Castles

A stronghold belongs to whoever pays for it, and they are its master. If Cail the Wizard builds a tower, he gets to decide who gains its benefits. He may allow his sorcerer or warlock pals to do spell research there…until one or both betrays him! Or he, them! Only one character can gain the benefit of a given stronghold at a time, and each character can only benefit from one stronghold ability at a time.

If multiple characters chip in to pay for a stronghold—or one character just spends a lot of money—it is a castle and provides multiple benefits. Complex tasks take proportionally more time and money than simple ones, so a castle costs 10% more and takes 10% longer for every basic stronghold function it incorporates.

Jess, Anna, and Lars decide to pitch in together and buy a castle. It will contain a keep, a temple, and a tower. It will cost 33,800 gp and take 507 days. That’s 10,000 gp for the keep and 8,000 gp each for the tower and temple, 150 days for the keep and 120 days each for the temple and tower. Then an extra 30% on top (multiply time and cost each by 1.3) to account for the extra work necessary to incorporate many functions in one structure.

A castle cannot contain multiple of the same type of stronghold. If you build a castle with two towers, for instance, only one of them grants the benefits of spell research. Also, a stronghold’s benefit only applies to one character at a time. A character can switch between which stronghold benefits they receive by taking an extended rest.

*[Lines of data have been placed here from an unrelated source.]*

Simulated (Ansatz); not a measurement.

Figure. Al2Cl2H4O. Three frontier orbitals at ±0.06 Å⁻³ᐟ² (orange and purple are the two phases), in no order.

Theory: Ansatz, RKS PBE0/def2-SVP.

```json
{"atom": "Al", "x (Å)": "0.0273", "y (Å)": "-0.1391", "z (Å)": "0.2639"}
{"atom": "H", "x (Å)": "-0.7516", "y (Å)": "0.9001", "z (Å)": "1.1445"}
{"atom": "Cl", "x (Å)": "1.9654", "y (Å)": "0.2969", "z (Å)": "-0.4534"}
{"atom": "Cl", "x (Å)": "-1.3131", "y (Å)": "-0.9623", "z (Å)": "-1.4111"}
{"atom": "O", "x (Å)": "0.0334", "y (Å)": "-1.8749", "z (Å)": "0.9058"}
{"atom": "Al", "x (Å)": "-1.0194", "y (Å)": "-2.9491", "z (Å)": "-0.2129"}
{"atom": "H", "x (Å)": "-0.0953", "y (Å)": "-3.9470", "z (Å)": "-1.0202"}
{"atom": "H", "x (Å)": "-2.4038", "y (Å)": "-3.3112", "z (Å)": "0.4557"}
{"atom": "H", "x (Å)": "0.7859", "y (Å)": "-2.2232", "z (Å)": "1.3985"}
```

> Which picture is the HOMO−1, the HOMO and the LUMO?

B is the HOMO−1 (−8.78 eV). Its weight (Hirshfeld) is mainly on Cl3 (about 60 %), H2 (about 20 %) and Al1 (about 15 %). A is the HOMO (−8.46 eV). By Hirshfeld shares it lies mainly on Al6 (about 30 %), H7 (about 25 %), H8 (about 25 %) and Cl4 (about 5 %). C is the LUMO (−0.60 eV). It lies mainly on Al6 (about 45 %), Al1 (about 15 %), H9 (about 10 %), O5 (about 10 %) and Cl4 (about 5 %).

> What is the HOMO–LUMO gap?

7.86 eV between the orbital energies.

The purpose of the design is, on the one hand, to somewhat model the real world where building a movie theater and automotive plant in the same building would (one assumes) take longer than the time to build each separately. For one thing the different kinds of strongholds have different requirements and therefore it takes more and different kinds of workers to complete them and the more workers you have the harder it is to coordinate them all.